Stanford-ILIAD / PantheonRL

PantheonRL is a package for training and testing multi-agent reinforcement learning environments. PantheonRL supports cross-play, fine-tuning, ad-hoc coordination, and more.
MIT License
121 stars 18 forks source link

Round-robin implementation in the paper VS MultiagentEnv class #1

Closed mmcelikok closed 2 years ago

mmcelikok commented 2 years ago

As far as I can see, the MultiagentEnv class randomly samples a partner from the partner list in the beginning of each episode. But in the paper "PantheonRL: A MARL Library for Dynamic Training Interactions" Listing 1, you implement round-robin by simply adding two partners and running the learning. This won't be round-robin though right? It will randomly sample a partner from partner-list instead of going through each partner in a pre-specified order.

bsarkar321 commented 2 years ago

Thank you for bringing this up! We originally had a pure round-robin resampling policy, but once we began supporting >2-player environments, the definition of "round-robin" became unclear. For example, should round-robin advance through each partner choice at the same time, or should all potential matches be covered?

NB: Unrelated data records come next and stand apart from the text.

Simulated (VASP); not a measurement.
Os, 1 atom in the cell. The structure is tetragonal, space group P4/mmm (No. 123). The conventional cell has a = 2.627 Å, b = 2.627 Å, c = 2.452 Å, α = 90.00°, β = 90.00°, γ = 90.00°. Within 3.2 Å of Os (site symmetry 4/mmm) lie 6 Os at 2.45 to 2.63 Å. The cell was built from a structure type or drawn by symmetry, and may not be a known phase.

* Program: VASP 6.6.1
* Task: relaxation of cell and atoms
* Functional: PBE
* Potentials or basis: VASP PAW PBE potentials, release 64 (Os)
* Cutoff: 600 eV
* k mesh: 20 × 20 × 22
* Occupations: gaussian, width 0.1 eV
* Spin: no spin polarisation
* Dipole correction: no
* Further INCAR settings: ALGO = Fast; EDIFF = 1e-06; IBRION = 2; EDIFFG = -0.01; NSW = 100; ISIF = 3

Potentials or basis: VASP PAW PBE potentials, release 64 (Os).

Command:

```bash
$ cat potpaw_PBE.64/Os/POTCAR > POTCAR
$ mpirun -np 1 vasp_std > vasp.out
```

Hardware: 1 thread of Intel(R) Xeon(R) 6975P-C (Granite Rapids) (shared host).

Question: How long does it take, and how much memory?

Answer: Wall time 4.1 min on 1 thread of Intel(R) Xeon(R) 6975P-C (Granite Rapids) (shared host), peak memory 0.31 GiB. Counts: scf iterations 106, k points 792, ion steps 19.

For our purposes, random sampling was essentially as good as round-robin, because we just wanted to ensure that each partner has around the same amount of training time. However, to make our implementation consistent with the paper, I've just pushed an update that changes the default behavior of 2-player environments to do round-robin sampling, but >2-player environments will still do random sampling.

However, if you need to have even finer control over choosing the next partner at the start of each episode, I would suggest creating a new type of agent that acts as a wrapper around multiple simple agents. This new agent will perform your own resampling procedure at the end of each episode (so when "update" is called, you can check if done is true and act accordingly).